NEW YORK (AP) - The price of oil slipped Tuesday after a weak report on U.S. manufacturing suggested demand for oil would fall.
U.S. benchmark crude fell $1.17 to close at $95.30 in New York. Brent crude, which is used by many U.S. refineries to make gasoline, fell $1.60 to $114.18 in London.
The Institute for Supply Management said Tuesday its index of U.S. factory activity fell for the third straight month, suggesting more weakness in the U.S. economy. When economic growth slows, drivers, shippers and travelers use less gasoline, diesel and jet fuel.
Meanwhile, oil production in the Gulf of Mexico is ramping up after Hurricane Isaac, erasing fears that the storm would impact supplies for an extended period and send prices up. The Bureau of Safety and Environmental Enforcement said Tuesday only 3.5 percent of the Gulf of Mexico oil platforms remain evacuated. Production ramped up by about 100,000 barrels per day between Tuesday and Wednesday and is now 710,000 barrels per day below normal. At the height of the storm, 1.3 million barrels per day of production was halted.
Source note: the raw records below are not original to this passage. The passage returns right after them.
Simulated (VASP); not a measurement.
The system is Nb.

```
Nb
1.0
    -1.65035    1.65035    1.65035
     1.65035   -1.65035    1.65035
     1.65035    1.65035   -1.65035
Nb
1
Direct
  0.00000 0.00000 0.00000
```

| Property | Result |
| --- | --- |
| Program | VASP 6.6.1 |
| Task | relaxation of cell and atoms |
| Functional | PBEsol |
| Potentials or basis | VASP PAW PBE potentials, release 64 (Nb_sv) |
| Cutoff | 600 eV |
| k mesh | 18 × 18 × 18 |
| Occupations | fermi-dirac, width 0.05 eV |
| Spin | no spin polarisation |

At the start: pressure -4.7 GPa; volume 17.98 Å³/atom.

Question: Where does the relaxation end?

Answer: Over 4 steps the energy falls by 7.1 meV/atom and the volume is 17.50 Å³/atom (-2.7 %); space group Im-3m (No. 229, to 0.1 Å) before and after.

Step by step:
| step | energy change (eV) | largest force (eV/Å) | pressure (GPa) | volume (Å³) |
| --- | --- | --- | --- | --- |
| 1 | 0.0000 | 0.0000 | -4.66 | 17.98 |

Gasoline prices also fell - slightly. The national average retail price of gasoline slipped less than a penny to $3.82 per gallon.
Bigger declines could be on the way, though. Analysts expect gasoline prices to fall in the coming weeks as the refineries return to full strength, the summer driving season ends, and refiners switch to cheaper winter gasoline blends.